Hi everyone! I’d like to implement Crystal Graph Convolutional Neural Networks (CGCNNs) in Julia, in particular using the GeometricFlux package. CGCNN’s are a method in computational materials science for representing crystal structures as undirected graphs and then predicting materials properties by training graph convolutional neural nets on data from experiments, online repositories, etc. In particular, there are features for each node (atom) in the graph corresponding to various properties such as atomic number, ionization energy, etc. as well as features of the edges (bonds) of the graph, in this case just the length of the bond.
My starting point is the Python implementation here. I have a few questions related to featurization and was directed that folks in this community might be able to offer answers.
In the Python implementation, the feature vectors are built by discretizing each property to be represented into bins. For categorial data (e.g. is the atom in the s-, p-, d-, or f-blocks of the periodic table?) this makes perfect sense, but for continuous variables (e.g. electronegativity or atomic radius) it sacrifices information. However, this “binning” allows the atomic feature vector to be represented as a long vector of zeros and ones rather than a shorter vector of floats. Using default settings, features are binned into roughly ten categories, so in particular the vector is ~10x longer, meaning the weight matrices have ~100x as many entries compared to a float-based implementation.

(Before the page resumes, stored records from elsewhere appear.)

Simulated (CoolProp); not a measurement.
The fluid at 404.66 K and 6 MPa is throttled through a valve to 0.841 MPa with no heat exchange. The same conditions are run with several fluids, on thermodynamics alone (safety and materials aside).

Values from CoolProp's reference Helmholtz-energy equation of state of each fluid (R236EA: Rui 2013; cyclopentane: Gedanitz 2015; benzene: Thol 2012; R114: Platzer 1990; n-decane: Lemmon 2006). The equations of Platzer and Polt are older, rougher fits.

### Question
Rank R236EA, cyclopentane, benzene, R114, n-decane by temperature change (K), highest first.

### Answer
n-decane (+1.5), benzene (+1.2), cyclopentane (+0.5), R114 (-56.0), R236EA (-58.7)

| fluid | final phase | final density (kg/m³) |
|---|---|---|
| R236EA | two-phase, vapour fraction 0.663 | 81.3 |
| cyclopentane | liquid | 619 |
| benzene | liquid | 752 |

So my first question is, is there a big efficiency boost to be gained from storing/manipulating these atomic features in this way that’s worth longer vectors/larger matrices and also the information loss due to coarse-graining? Or would it make more sense to just use the float values in a Julia implementation?
On a related note, the featurization of the graph edges (bonds) is also done in a very particular way. The bonds only have one distinct feature – their length. However, they are also featurized in a binning process, which is additionally passed through a Gaussian filter such that the vector ends up looking like mostly zeros and then at the slots corresponding to the bond length and those near it, growing and then shrinking (float) values. I assume something about this representation improves the way in which information about neighboring atoms/nodes “propagates” along graph edges/bonds, but I can’t exactly understand why. So my second question is, can someone explain this and convince me whether I should keep this in my Julia implementation as well?
Thanks in advance! Please let me know if anything is unclear (I can add code for instance, but this felt like a more conceptual question so it didn’t seem necessary). For more information on CGCNN’s, you can see the non-paywalled preprint paper here: https://arxiv.org/pdf/1710.10324.pdf (it’s published in Physical Review Letters so you can find the final version there if you have academic credentials).